The South Coast rock lobster resource

The South Coast Rock Lobster resource (Palinurus gilchristi)

  The fishery: This is a capital intensive commercial fishery dating to 1973 with annual landings of about 400 tons tail weight worth US$ 15 million. The typical fishing depth is 100 fathoms and the fishery is situated along the South African South Coast. There were 9 vessels operating in 2002, six of whom are represented by the South Coast Rock Lobster Association. The fishery is managed by a total allowable catch (TAC), individual quotas and a closed season. Product types include live, frozen tails, whole cooked and whole raw frozen.

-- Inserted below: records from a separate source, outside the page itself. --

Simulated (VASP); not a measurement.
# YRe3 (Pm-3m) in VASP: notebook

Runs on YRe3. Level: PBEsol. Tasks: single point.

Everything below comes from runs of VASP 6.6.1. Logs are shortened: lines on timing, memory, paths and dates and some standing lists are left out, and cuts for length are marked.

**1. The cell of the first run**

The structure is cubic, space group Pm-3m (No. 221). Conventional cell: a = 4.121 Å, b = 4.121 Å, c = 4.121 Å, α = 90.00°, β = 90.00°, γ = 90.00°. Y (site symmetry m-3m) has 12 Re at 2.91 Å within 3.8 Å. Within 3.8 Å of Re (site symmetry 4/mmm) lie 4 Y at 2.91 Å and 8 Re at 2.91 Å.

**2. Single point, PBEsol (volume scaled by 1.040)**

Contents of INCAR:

  Brief review of management issues and OLRAC's involvement: OLRAC has been involved in the scientific management of this resource since 1991. Scientific input by OLRAC has been facilitated by Drs Bergh and Barkai's presence at the Rock Lobster Working Group, a scientific committee within the government research agency, the Sea Fisheries Research Institute (SFRI). The fishery has been challenged by a number of conservative management proposals, driven in 1991 by the perception that the fishery was in decline. Although this perception was logically linked to an observed decline in catch rate, closer analysis showed that the negative catch rate trend was an artifact of a change in effort regulations, which led to effort underreporting on official return forms during the early period of the fishery. When the correct effort data were collected, the new catch rate trend did not show the previous large decline.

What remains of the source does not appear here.